Throughout the discussion, he presents AI as an opportunity. Its effect depends on implementation, investment, data access, and the continued role of human judgment in service delivery.
Data Architecture Determines Strategic Advantage
A recurring point in the conversation concerns data. Drésin states that AI cannot function effectively in travel distribution without access to timely, connected, and usable data across modes and suppliers. He refers to the need to collect and organize information from airlines, rail, accommodation providers, car rental companies, insurers, and other travel services.
The discussion therefore moves from the application layer of technology to the underlying architecture that supports it. Data interoperability, multimodal integration, and digital booking and ticketing are presented not as abstract policy themes, but as operational requirements for more integrated travel distribution.
Drésin refers to the role of European institutions in promoting multimodal mobility and digital booking and ticketing regulation. In his account, these efforts are important because closed systems and fragmented data environments limit both integration and the practical usefulness of AI. He presents this regulatory movement as part of a longer process that can support more connected travel distribution over time.
The Continuing Role of the Travel Advisor
Another theme in the session is the continuing role of the human advisor. Drésin says that travel professionals create value through guidance, personalization, and service, not only through repetitive administrative work. As automation takes over more routine tasks, he describes the visible role of the advisor as becoming more consultative.
He also distinguishes between selling a product and providing a service that meets the traveler's specific needs. In that context, he refers to the American use of the term travel advisors and describes the work as helping customers find the right experience and enjoy the holiday with the appropriate level of service.
The discussion also includes indirect distribution. Drésin states that indirect distribution remains useful for airlines and says that more cooperation between suppliers and intermediaries would be welcome. The relationship is presented as both collaborative and complex, with continued room for improvement in how the different parts of the ecosystem work together.

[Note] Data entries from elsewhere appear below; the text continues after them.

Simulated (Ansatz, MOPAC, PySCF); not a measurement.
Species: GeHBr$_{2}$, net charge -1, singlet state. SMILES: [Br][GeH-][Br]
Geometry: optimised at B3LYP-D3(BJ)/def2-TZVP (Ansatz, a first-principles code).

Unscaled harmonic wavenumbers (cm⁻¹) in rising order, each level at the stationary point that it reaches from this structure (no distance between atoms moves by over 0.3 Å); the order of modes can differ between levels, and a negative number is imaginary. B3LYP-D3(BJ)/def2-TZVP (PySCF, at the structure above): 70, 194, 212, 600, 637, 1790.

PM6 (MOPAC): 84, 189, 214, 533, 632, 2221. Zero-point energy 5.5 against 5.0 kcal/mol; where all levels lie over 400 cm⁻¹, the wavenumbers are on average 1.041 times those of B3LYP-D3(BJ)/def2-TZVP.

Why Regulation Remains Important
The conversation closes on the role of regulation. When asked to choose between a seamless technology stack and a fair regulatory environment, Drésin gives priority to fair regulation. He states that without a level playing field, many of the changes under discussion would remain concentrated among a limited number of players.
In his description, regulation is linked to access, service, and consumer outcomes. As consolidation, capital requirements, and platform influence increase, the regulatory framework becomes one of the factors that shapes how broadly the benefits of technological and commercial change can extend across the market.
A Market in Transition
This session at 1TourismWorld describes European travel distribution as a market in transition. Drésin presents a sector shaped simultaneously by technological change, operational demands, consolidation, and regulation. In his account, the role of the travel agent changes, but it remains relevant.
The discussion identifies several factors that affect this transition, including dependable servicing, data readiness, investment capacity, interoperability, and the relationship between suppliers and intermediaries. European travel distribution is presented as becoming more connected and more integrated as these developments continue.
Taken together, the discussion provides a structured view of how European travel distribution is changing and which operational and regulatory factors shape that change, while also showing that the sector continues to adapt and develop new capabilities.